ONG won’t tell us which gas line may blow up next…
11:37 AM EST on November 28, 2016
Back in January, a house exploded early one morning in NW Oklahoma City courtesy of a faulty ONG gas line. Here's a Bob Moore Chopper 4 photo of the damage to refresh your memory:
Although one man suffered first and second degree burns after being blown out of bed (a.k.a. wake up call from Hell), no one died in the explosion.
After an investigation, the Corporation Commission announced the accident was due to a gas leak caused by "poor workmanship." ONG then conducted a review of their existing pipeline infrastructure, and identified 200 other sections of dangerous pipes that, I assume, could leak and blow up your house at any moment.
The ONG review got the attention of Matt Patterson with The Oklahoman. He asked the utility what other pipes were at risk of blowing shit up, because you know, that seems like something important we should know.
Check out ONG's answer...
A systemwide review of Oklahoma Natural Gas pipelines in the wake of a Jan. 2 explosion that damaged or destroyed dozens of homes in a northwest Oklahoma City neighborhood has identified more than 200 other sections of potentially dangerous pipeline.
The utility, which serves about 860,000 customers statewide, is in the midst of making needed repairs, but declined requests by The Oklahoman to identify the problem locations.
“For security reasons, we do not disclose specifics regarding our gas pipe infrastructure,” ONG spokeswoman Cherokee Ballard said in an email.
Hey, look at that! Cherokee Ballard! Along with Terri Watkins and Brooke (Osburn) Cayot, she's my favorite former news anchor who left the cutthroat world of TV journalism for the cushy, cozy, normal work schedule utopia of Corporate Communications. Congrats, Cherokee. Please add me to your press release list.
With that out-of-the-way, what the flying f*ck! Security reasons? What the does that even mean? According to Google, security is defined as "the state of being free from danger or threat." Sure, I'm a paranoid weirdo who's scared of moths, but knowing there's a chance that I live on top of a faulty gas line really doesn't help me feel free from danger or threat. OGN should have been honest and just chalked up the secrecy of the lines to "overly paranoid and cautious corporate reasons that don't make sense."
Seriously, why won't ONG tell us where the bad lines are located? I think it's something we all deserve to know. What does ONG think is going to happen? Are they worried some wacko is going to take a break from stealing copper and try to syphon leaking gas from one of the faulty lines? Do they think ISIS is going to destroy it? If that's the case, why doesn't ONG hire some security guards to watch the lines before crews fix them?
I'm not the only one who thinks it's ridiculous that ONG is hiding the locations from the public. The Oklahoman spoke with someone much more eloquent, smart and respectful than me:
Not revealing the affected areas while not uncommon, isn't productive, said Carl Weimer, director of the nonprofit Pipeline Safety Trust, a watchdog group based in Bellingham, Wash.

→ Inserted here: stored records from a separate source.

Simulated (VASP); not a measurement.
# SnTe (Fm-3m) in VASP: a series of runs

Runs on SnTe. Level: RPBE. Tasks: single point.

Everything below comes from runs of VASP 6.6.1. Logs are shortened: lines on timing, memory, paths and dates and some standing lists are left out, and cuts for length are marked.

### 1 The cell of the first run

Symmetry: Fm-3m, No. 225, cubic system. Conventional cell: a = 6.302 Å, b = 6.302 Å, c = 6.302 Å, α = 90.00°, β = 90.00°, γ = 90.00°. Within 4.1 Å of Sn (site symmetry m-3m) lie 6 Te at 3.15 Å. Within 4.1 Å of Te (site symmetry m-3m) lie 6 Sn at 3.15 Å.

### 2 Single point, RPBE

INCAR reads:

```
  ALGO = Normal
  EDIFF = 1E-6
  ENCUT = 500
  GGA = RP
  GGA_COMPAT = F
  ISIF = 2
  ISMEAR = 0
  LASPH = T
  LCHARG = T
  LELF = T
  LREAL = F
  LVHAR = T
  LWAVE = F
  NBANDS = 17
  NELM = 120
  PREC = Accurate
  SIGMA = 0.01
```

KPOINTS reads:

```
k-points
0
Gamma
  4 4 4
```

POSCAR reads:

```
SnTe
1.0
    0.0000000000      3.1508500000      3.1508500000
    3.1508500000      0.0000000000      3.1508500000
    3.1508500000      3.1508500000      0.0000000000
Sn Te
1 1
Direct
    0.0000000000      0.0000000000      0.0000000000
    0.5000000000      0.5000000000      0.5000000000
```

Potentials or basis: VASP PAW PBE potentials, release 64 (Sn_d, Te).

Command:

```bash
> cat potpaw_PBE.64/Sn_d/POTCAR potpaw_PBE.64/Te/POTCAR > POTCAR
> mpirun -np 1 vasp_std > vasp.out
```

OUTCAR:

“I think in the context of high pressure transmission lines there are some legitimate security concerns,” he said. “But when you get into distribution lines that serve neighborhoods it doesn't make a lot of sense.”
He said in most cases, the public's best interests are served with transparency.
“It's well understood that there is a lot of pipe out there that is problematic in neighborhoods,” he said. “In some cases these pipes have been known to fail. So having a general sense of what's out there and what's not could reassure people about the risks in their own neighborhood.”
Among 60 operators nationwide with more than 10,000 miles of gas distribution lines, ONG ranked eighth in the number of significant incidents per million miles of pipeline in the last five years, according to the Pipeline and Hazardous Materials Administration, the federal agency charged with overseeing pipeline safety. The agency cited six significant incidents for ONG during that time frame.
Meanwhile, the corporation commission also fared poorly in a survey of pipeline safety agency websites conducted by the Pipeline Safety Trust.
The commission scored a ‘0' in areas like making inspection records available to the public, incident data, enforcement data and excavation damage data. Conversely, Arkansas earned a ‘3' across the board, the highest score a state can receive. Texas also scored higher than Oklahoma.
Wow. You're telling me the same three person regulatory commission that's allowed energy companies to turn Oklahoma into the California of man-made earthquakes also has a problem making sure our utilities are safe and don't randomly blow people up? Who would have thunk it.
Anyway, I guess we should all get ready to play a game of gas line roulette over the next, oh, 20 - 30 years. Based on how long it takes ONG to turn your gas on when you move, I have a feeling these repairs will take awhile.